February 25, 2014
The Citizens’ Stamp Advisory Committee has released a list of people and images that will be subjects of future postage stamps. The list includes Steve Jobs, Rudolph the Red-Nosed Reindeer, and Wilt Chamberlain. The Citizens’ Stamp Advisory Committee selects the subjects for recommendation to the Postmaster General, and meets regularly to evaluate as many as 50,000 inquiries a year recommending subjects and designs for stamps.
I ran the following search in All Federal materials on WestlawNext:
+”Citizens’ Stamp Advisory Committee”
Because “Advisory Committee” is a pretty common phrase, I decided to put our search in quotations and add the plus symbol to force Westlaw to search for this exact phrase. Another way we could do this would be to use the ADV command:
ADV: “Citizens’ Stamp Advisory Committee”
There are 2 regulations that mention the Committee.
39 C.F.R. § 551.3 – Procedure for selection of causes and recipient executive agencies.
39 C.F.R. § 551.4 – Submission requirements and selection criteria.
The first result in the Adminstrative Decisions & Guidance is a document from the Congressional Research Service:
COMMEMORATIVE POSTAGE STAMPS: HISTORY, SELECTION CRITERIA, AND REVENUE POTENTIAL. 2007 WL 1879818
That article indicates that “commemorative stamp program contributed an estimated $225.9 million in retained revenues for the USPS in 2005.” Because the United States Postal Service is expected to be self-supporting, this revenue is important. The document also provides a history and description of the Citizens‘ Stamp Advisory Committee. The committee was established in 1957, contains 15 members (not postal employees) from a variety of backgrounds, who serve three year terms.
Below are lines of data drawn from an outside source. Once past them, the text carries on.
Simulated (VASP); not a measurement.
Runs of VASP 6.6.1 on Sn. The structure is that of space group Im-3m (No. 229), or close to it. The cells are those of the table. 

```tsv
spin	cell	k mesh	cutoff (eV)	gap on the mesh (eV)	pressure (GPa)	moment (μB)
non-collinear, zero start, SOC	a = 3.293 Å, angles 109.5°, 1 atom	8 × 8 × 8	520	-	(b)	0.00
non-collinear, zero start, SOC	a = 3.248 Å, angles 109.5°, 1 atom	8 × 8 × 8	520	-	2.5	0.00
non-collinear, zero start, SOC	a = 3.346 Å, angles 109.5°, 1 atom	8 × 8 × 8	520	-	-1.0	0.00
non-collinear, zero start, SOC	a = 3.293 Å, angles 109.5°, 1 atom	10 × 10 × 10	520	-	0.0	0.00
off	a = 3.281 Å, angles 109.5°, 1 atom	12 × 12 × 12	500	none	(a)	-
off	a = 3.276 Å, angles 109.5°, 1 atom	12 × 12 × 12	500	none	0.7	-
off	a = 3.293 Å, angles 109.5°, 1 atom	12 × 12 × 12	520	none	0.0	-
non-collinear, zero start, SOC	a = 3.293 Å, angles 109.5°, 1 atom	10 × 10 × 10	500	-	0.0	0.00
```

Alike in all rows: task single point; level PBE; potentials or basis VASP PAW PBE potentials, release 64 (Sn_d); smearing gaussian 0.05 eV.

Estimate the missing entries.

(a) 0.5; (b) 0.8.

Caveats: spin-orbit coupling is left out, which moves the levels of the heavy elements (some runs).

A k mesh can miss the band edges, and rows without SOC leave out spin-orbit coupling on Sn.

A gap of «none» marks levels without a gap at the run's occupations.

Despite revenue from commemorative stamps, the U.S. Postal Service has struggled in recent years with debt. Last year, it announced they had a net loss of $5 billion in the 2013 fiscal year. The U.S. Postal Service made a number of recommendations as to how they can resolve their financial crisis, one of the most widely discussed of which was reducing delivery of mail to 5 days a week instead of 6. That proposal was “delayed” after Congress passed a spending bill continuing a prohibition against reducing delivery days.
You can find Postal Service Statutes in the United States Code under Title 39, and regulations under the same title in the Code of Federal Regulation.